Thank you for caring about these kittens. Below is a quick-tips guide to use for what to do when you find kittens

Determine their age 

We recommend this article to help you determine if the cat you have found is friendly or feral. If the cat(s) you have found is/are feral, finding them placement in a rescue or shelter environment can be detrimental to their health and well being. For feral cats, the best solution and most humane option is to perform TNR and to provide care for them in the outdoor environment they are comfortable in.

Step 1: Find Mom

No matter the age of the kittens, the most important thing to do is to locate their mom to either keep them together, or have mom spayed to prevent future litters

More often than not, un-weaned kittens are stolen from their mothers by well-meaning people. Many think that because mom cat isn't around, that she has abandoned her kittens but she is most likely looking for food to feed herself and her babies, or hiding nearby because a big scary person has showed up! The chart below will help you assess the kittens to determine if intervention is needed, or if they need to be left with their mom who is able to provide them the best chance of survival. 

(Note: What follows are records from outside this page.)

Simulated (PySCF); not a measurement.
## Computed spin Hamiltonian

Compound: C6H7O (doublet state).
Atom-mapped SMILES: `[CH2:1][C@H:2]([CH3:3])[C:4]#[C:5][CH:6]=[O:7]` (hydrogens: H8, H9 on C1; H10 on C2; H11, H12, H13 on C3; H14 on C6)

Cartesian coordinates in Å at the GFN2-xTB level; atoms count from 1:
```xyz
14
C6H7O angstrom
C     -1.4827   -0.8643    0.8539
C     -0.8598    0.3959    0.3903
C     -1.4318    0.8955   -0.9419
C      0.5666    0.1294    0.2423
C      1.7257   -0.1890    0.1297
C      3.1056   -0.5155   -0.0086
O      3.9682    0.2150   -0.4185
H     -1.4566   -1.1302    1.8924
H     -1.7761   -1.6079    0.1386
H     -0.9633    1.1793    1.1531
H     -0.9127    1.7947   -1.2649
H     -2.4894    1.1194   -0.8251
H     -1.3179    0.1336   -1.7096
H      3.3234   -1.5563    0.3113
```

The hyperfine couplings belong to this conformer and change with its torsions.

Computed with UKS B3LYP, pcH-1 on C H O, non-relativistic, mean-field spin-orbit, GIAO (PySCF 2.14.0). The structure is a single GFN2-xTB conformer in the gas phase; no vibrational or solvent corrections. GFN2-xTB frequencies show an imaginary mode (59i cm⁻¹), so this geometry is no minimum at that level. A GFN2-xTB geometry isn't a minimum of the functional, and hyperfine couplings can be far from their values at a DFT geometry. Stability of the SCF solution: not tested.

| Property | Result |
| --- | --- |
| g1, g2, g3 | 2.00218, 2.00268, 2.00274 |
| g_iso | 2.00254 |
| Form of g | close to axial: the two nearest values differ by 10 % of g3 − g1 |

Step 2: If kittens are in distress, intervene

Due to the length of intake waitlists and the high volume of animals needing placement, immediate surrender to a shelter or rescue is not always possible. With a lack of volunteer and foster space, we desperately need the community to chip in too. The following tips can keep the pet safe until placement is found.

• Reach out to local shelters and rescues - This can be one of the most difficult steps, as it often involves being told "No" or "Not right now" quite a bit. It's worth reaching out to multiple organizations in case they are able to put you on a waitlist. Even if the waitlist seems long, it is better to get on the waitlist than to not have any options at all. Best case, they call you quicker than they originally said they could. Worst case, you're on the list and will be contacted as soon as space opens up. To find shelters and rescues by location, visit

• Foster the pet in a room away from your pets - Without knowing the kittens health status, it's best to keep them in a bathroom, bedroom, or other room that can be closed off from other pets in the house. Some organizations will be willing to accept kittens into their program if you agree to foster for the duration of their stay. 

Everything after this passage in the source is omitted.